We were pretty happy to see the models come back tonight, and we were even happier to see them with some crazy hair. Heidi told the remaining designers that they had to create avant-garde looks inspired by the model's hairstyles. It made us think of the episode of Blow Out when Jonathan did soft curls for one of many runway shows and got into an argument over the hair because he thought the hair was as important as the clothing. We just realized that describes every episode, but either way we liked that this challenge showed the importance of hair. We might just be excited for the new season of Shear Genius, but anyway .... This week we're give you a bit of a play-by-play:
Tim told the designers that they would be paired up in teams. Whenever this happens, we kind of make judgments about who has the weaker links, but what's weird is that we think these teams were fairly evenly matched. We knew right away that Christian and Chris -- Team Fierce -- would make something fabulous, and we're happy we that we didn't see their look too much before the runway show because the payoff was huge.
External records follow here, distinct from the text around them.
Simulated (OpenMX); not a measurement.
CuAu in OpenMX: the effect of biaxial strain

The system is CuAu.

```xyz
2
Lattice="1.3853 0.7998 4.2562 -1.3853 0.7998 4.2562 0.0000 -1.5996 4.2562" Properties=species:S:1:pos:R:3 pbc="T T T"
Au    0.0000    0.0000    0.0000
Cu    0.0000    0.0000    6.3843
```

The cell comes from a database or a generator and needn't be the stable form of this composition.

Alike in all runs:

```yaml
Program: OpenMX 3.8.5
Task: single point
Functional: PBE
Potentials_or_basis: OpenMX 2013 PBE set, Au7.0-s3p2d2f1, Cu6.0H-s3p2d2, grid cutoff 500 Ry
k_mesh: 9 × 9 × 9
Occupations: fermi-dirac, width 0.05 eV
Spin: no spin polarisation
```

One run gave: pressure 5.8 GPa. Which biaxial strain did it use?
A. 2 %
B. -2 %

This episode also reminded us of the Top Chef Season 3 episode when the chefs got to show off their skills in New York City. Everyone stepped up, but we have to say Rami's losing us a little, because he's being mean to Sweet P, who's a total tulip, and kind of a lamb. Unless we're all being fooled by editing and she's, you know, eating babies off-camera. Which she's totally not -- every interaction we've ever had with Sweet P has kind of been amazing. Even her e-mails are awesome.
It's weird because Rami has always stayed sort of diplomatic and yeah, a little business-like. But he's starting to come off as a little "efficient" -- which can sometimes read as, well, a little bitchy. You know, we get it -- it's a competition, and everyone is trying to make sure that they don't get sent home. Everyone responds to teamwork differently, but Rami's just treating Sweet P like she's stupid. And she's not. She's awesome.
And it kinda screwed up the dress. Even the Kors-meister called it -- he's throwing her under the bus. Yeah! Step off, Rami. Real quick, let's talk about the commercials: Some of you won't have seen this, based on your affiliate network, but did anyone else catch the Levi's commercial, where the dude pulls his pants up, and then magic things happen and everyone on the street gets sucked into his apartment? Um ... in this one, some other blond guy shows up, and they like each other? Um ... wasn't that ... didn't that commercial used to have a woman in it? It's not like the smart smart ad people we work with don't know the audience, but ... that commercial had a lady in it previously, right?
The commercials for shows on our network are fun for us to watch, because it's also the first time we've seen them. Make Me A Supermodel is, yes, totally taking up everyone's time, but tomorrow, there's more shirtless people looking gorgeous for a living. And let's be honest, is there any reason to watch television that's better than that? (Except for Planet Earth which we all got for Christmas, and has been totally awesome....)
Sidenote: Is it just us, or is Beyonce an endorsement machine? This challenge seems really fricking hard. There's avant-garde; there's ready-to-wear; and then there's a hairdo for the "everyday woman" to be featured in Elle. Also, the designers have to work with materials that they find -- in Narnia!
Tim Gunn. OK -- let us say this about Tim Gunn: He's like this in real life. He's sweet, he's funny, and he's kind of terrified of upsetting people, and this scene where he comes in and tells them about the ready-to-wear part is kind of terrifying. His blog tell the story about how awful it was for him to come in and tell them about this part of the challenge. Seriously, Tim is the kind of guy that we feel like we can invite out to get a little sauced and he'd actually show up. In fact, Tim, the offer stands. The Web team wants to get you drunk and hear your secrets.
Oh! Lookie there! Model in a G-string. Bravo's showing butts now. We should probably disclaim -- there wasn't a memo or anything, but it seems like, yeah, this week on Supermodel, this week on Runway ... looks like we're showing butts. Christian and Chris totally did good stuff. Seriously. That dress was fantastic. This happens every year, so we can't wait to read the comments about it -- inevitably, someone's going to write in: "But who would wear this?" And the answer is "No one." There's not a lot more to say: Nobody would wear the avant-garde stuff. It's not meant to be worn. It's just to advance the art form of clothing design. We say this because we've been approving comments for a couple of years. And we love that part of our jobs.
We just want to be clear. Nobody.
And Kit. Oh, Kit Pistol, how we love you. Seriously, come hang out at the office. You can make a hoop skirt outta nothing. And we need some. We have a few, you know, places to go ... in hoop skirts.
Oh, and Christian, if we were a diva our name would be "Team Runway."